HAFEZ KOTAIN – Percussion, Al-Bustan Takht Ensemble
Kotain is fluent in both Arab and Latin rhythms — a fluency he honed in his native countries of Syria and Venezuela. He is a recipient of the prestigious 2013 Pew Fellowship in the Arts. He began studying the doumbek in Syria at the age of seven, first performed on stage at age nine, and went on to study with master Syrian percussionist Hady Jazan, winning the national percussion competitions in Syria for five consecutive years. In Venezuela he studied percussion at the TMV Institute for Music in Valencia. Kotain has performed with Marcel Khalife and Al-Mayadine Ensemble in their US and Canada tour for Fall of the Moon: An Homage to the Poet Mahmoud Darwish. He has also toured with Syrian singer George Wassouf in Canada and the US, and has performed in Philadelphia with acclaimed artist Sting and the Philadelphia Orchestra. Throughout the year, Kotain teaches with Al-Bustan in schools and at University of Pennsylvania.

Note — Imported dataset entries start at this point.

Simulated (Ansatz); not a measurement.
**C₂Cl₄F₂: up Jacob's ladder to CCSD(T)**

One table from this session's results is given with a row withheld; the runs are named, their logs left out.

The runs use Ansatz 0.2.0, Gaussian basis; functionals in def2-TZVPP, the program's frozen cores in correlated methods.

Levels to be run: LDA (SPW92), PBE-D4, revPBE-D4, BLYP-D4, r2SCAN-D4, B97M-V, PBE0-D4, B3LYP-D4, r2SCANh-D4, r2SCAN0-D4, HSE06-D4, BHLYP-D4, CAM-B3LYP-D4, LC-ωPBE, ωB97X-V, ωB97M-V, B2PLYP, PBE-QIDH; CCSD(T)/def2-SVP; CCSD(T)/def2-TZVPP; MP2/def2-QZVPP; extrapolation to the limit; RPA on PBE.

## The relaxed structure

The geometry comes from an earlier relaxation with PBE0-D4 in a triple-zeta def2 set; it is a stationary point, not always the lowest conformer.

HICHAM CHAMI – Qanun, Al-Bustan Takht Ensemble
Chami is a Moroccan-born qanun performer. He graduated from the National Conservatory of Music and Dance in Rabat, Morocco, with diplomas in qanun performance/instruction and Western music theory. After earning his business school degree in Casablanca, he relocated to Chicago and completed his MBA at DePaul University’s Kellstadt School of Business. Chami founded and led the Arabesque Music Ensemble which has toured the U.S. and Canada and produced two critically-acclaimed CDs. He is currently a research fellow in the School of Music at the University of Florida. His research interests are Historical Ethnomusicology, the aesthetics of classical Arab music, and the reciprocal influence betwixt mystical Islam and Andalusian music in Morocco.
(not shown above) WASSIM ODEH – Oud, Al-Bustan Takht Ensemble
Born in Nazareth, Wassim Odeh is a Palestinian oud player and composer. He began his music studies at the The Hebrew University in Jerusalem and in oud performance at The Jerusalem Academy for Music and Dance. He completed his Masters specializing in oud in 2011 and joined the faculty at the Academy. He is currently a PhD candidate at Bar-llan University, focusing on the works of Mohammad Abdul Wahab, Since 2006, Odeh has been music director and oud player with the Watar Ensemble, which has released two albums and specializes in presenting contemporary Palestinian music.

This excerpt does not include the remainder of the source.